Greek mythology

Narcissus and Echo

At a Glance

  • Central figures: Narcissus, a youth of extraordinary beauty who rejected all who loved him; and Echo, a nymph cursed by Hera to repeat only the last words spoken to her.
  • Setting: Ancient Greece - forests, mountains, and a still pool of water; the story belongs to the broader Greek mythological tradition.
  • The turn: Narcissus, guided by Nemesis to a clear pool, gazes at his own reflection and falls in love with it, not recognizing it as himself.
  • The outcome: Narcissus wastes away by the pool and dies; after his death the gods transform him into the flower that bears his name. Echo, rejected earlier, had already faded to a voice alone.
  • The legacy: The narcissus flower, which grows near quiet pools and rivers, is said to be Narcissus himself, still gazing at the water.

Hera came looking for Zeus among the nymphs, as she often did, and found Echo instead - talkative Echo, who held the queen of the gods in conversation long enough for Zeus to slip away. Hera understood the trick. She took from Echo the thing she loved most: her own voice. From that day forward, Echo could only return to others the words they had just given her. She kept the sound of speech without keeping any of its content. Whatever she had once meant to say was gone.

Narcissus was already making enemies before Nemesis took notice of him. He was that rare and dangerous sort of beautiful: cold about it, as if the admiration of others was both his due and his contempt. He moved through the world leaving people diminished. He didn’t notice. Or he noticed and preferred it that way.

Hera’s Curse and the Fading Nymph

Echo had been alone in the forest for some time when she saw Narcissus hunting. Whatever was left of her sense of self dissolved on the spot. She followed him through the trees, keeping back, watching the way he moved through dappled light, and if she had been able to speak first she might have said something that mattered. She could not. She could only wait for him to give her words to work with.

He called out - perhaps to a companion who had drifted off, perhaps to the woods themselves. Is anyone here?

Here, Echo said, from the shadows.

He looked around. Come here.

Come here, she said, and stepped out from the trees, arms open, full of feeling that she could not name aloud.

Narcissus recoiled. Get away from me.

Echo could only give it back: Get away from me.
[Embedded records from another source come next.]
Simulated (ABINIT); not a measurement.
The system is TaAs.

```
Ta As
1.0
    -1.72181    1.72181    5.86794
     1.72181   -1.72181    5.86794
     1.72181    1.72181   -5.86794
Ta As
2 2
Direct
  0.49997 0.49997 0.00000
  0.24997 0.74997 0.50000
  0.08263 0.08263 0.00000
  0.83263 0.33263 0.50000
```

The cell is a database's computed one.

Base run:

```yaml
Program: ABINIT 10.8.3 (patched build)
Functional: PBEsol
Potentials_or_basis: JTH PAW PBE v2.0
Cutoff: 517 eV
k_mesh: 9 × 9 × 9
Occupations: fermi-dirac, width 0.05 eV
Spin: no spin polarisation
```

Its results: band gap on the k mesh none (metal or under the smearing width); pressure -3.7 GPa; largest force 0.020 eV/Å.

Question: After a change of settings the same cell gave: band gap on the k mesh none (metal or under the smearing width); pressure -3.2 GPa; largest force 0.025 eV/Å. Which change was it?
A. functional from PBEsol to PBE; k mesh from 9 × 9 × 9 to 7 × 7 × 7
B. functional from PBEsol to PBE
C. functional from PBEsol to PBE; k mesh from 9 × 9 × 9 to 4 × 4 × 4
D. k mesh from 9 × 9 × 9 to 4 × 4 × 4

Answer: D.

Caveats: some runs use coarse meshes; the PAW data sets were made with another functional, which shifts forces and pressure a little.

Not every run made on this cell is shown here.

She retreated into the forest. She did not come out again. The sorrow moved through her slowly, the way cold moves through stone - until there was nothing of her left to be cold. Her body thinned, then faded, then was gone entirely. What remained was the voice, loose in the hills, catching the ends of other people’s sentences and returning them across the valley. It is still there. You can hear it in the right mountains.

Nemesis at the Pool

Narcissus had broken others the way he broke Echo - cleanly, without particular interest in the damage. Nemesis, who keeps accounts, noticed. She does not act quickly, but she acts with precision, and what she arranged for Narcissus was proportionate: she led him, thirsty from the hunt, to a pool so still it served as a mirror.

He knelt at the edge. He looked down.

The face that looked back was the most beautiful he had ever seen. He did not know it was his own face. Why would he? He had never seen it - not like this, close and full and looking directly back at him with an expression that seemed to answer his own longing. He reached for it. The surface broke. The face scattered into rings of water and then slowly, terribly, reassembled itself.

He stayed.

The Boy at the Water

He forgot to eat. He forgot the hunt, the companions he had arrived with, the way back. He lay at the edge of the pool and stared at the water, and when the light changed the face changed with it, and he loved it more for that, the way it moved, the way it held him in its gaze. When he wept, it wept. When he leaned down to press his lips to the surface, the face rose to meet him, and then the water shook and the face was gone and he was alone with his own wet hands.

There were moments - you can imagine them - when something almost broke through. The logic of a reflection is merciless. Every gesture he made, it made. Every longing he felt, it wore on its face. He must have felt, without being able to name it, that the beautiful figure in the water was inextricable from himself, that the love he felt was somehow circular, that it had no exit. But Narcissus had spent his whole life turning away from connection. He could not make himself understand what he was looking at.

What the Gods Left Behind

He wasted away the same way Echo had - slowly, the life going out of him in degrees while he remained fixed in place. She had faded for grief at being refused. He faded for grief at something that could not be refused because it was not there. By the time he died, the pool had his face in it and nothing else.

When those who had loved him came looking, there was no body at the waterside. In its place, a flower - white petals around a yellow center, stem bent as if something in it had always wanted to look down. The narcissus grows near water. It grows in places where the ground is soft and still and the light comes in sideways off a surface. The poets say it leans. It does lean. You can see it in any spring meadow, the head dipped just slightly toward whatever stillness lies below.

Echo was not there to see it. Echo was already the air.